Investors in Allianz are calling on the insurer to take action amid concerns over the health of its US fund business Pimco, following sweeping changes at the top of its management team.
Executives at Allianz are keen to insulate the US fund manager against further so-called "key man risk" following the shock departure of Pimco's chief executive Mohamed El-Erian last month amid reports of friction with chief investment officer Bill Gross.
Investors are questioning whether personnel issues at Pimco will harm its ability to face an increasingly tough environment for fixed income, as Allianz prepares to reveal fourth-quarter results on Thursday. Pimco is a valuable jewel in Allianz's crown, contributing about 30 percent of operating profit to the overall group.
"It looks like the very long bull market in fixed income is coming to an end and just at the time when you'd want people to pull together and present a united front it looks like there are cracks in the story," said one investor in Allianz, who said there had been a lack of communication from the German insurer with its shareholders over the issue.
"I think profit generation for the group is so related to one man's high profile that it's quite a risk in some ways."
Investors had been quitting Pimco's underperforming flagship Total Return Fund since the middle of last year amid a general downturn in the fixed income market triggered by uncertainty over the Federal Reserve's plans to pull back from monetary easing.
(Read more: Tell-all on Pimco was 'overblown,' Gross says)
Outflows from Mr Gross's Total Return Fund totaled $41.1bn for 2013 after a period of underperformance last summer. Firm-wide, Pimco has now had eight straight months of outflows, according to Morningstar.

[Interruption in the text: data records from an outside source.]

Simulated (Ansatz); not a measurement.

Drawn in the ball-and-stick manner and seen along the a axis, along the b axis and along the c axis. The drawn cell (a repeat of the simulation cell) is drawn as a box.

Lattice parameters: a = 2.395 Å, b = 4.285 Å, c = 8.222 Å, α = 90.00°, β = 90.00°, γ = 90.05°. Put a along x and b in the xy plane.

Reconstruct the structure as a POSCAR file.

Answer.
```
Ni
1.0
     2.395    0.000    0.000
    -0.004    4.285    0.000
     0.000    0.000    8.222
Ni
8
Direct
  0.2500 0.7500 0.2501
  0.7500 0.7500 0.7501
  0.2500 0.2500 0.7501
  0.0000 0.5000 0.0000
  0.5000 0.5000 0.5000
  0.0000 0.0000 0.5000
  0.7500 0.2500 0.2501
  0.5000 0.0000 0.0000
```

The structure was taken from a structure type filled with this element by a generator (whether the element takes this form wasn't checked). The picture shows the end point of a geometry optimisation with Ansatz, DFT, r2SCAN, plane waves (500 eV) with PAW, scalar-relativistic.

Some investors believe Allianz should step in to do more to control Pimco in the wake of Mr El-Erian's departure. Traditionally, the insurer has given its subsidiary considerable autonomy, in deference to the high profile and long market experience of Mr Gross and Mr El-Erian.
Pimco replaced Mr El-Erian's role of co-chief investment officer with six new deputy CIOs, taken from the ranks of more junior fund managers, in a move that Allianz executives hope will add more stability in an industry that can be highly dependent on a handful of "star" managers.
"It's positive from an investor standpoint as the risk is more diversified now," said another investor in Allianz. "Bill Gross's influence is a bit broader so Allianz might be able to control [Pimco] better now."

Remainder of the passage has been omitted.